The development included using several file formats to define
the closed polyhedra and the developing code to be sure that
the polyhedra was really closed. There may be one or more
polyhedra "hole" completely inside the outer closed polyhedra.
Just determining the "refinement", the location of internal
points where the solution is to be computed was needed.

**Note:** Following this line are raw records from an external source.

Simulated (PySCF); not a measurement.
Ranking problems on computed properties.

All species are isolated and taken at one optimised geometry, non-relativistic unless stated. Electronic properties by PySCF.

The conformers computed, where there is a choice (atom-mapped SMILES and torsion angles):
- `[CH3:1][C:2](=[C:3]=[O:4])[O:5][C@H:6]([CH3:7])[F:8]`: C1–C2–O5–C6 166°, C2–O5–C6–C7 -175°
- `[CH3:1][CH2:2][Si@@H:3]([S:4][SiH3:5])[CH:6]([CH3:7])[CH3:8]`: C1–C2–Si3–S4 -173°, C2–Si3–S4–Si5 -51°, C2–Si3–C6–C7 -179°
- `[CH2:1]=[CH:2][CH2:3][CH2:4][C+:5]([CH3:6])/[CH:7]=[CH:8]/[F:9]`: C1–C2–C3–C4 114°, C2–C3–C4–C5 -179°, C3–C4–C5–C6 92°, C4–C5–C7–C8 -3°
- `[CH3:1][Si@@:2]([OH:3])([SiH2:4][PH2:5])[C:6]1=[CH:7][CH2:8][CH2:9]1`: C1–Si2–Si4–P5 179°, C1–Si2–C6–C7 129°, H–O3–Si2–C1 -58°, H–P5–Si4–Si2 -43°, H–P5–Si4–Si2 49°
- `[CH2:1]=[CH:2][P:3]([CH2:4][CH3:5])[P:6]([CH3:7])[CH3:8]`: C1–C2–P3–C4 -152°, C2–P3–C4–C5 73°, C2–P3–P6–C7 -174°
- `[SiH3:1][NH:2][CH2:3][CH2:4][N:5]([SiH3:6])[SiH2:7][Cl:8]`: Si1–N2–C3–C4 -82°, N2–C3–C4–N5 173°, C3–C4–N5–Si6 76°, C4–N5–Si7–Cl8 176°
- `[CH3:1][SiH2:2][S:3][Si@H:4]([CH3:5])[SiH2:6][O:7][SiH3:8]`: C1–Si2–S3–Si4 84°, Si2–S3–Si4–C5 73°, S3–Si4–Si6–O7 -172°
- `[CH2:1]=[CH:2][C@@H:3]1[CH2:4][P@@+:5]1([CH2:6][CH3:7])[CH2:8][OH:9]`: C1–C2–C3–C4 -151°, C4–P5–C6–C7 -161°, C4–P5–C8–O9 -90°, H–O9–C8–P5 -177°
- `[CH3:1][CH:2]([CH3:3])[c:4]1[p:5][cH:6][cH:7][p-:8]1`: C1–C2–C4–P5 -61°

Previous solutions have used FEM, finite element method and
various forms of discretization. Basically building a system
of linear equations containing the internal points and then
solving the system of linear equations to get the solution
at each point. The unique method that came about during this
development is to solve for each internal point, DOF, degree
of freedom serially, independent of any other internal point.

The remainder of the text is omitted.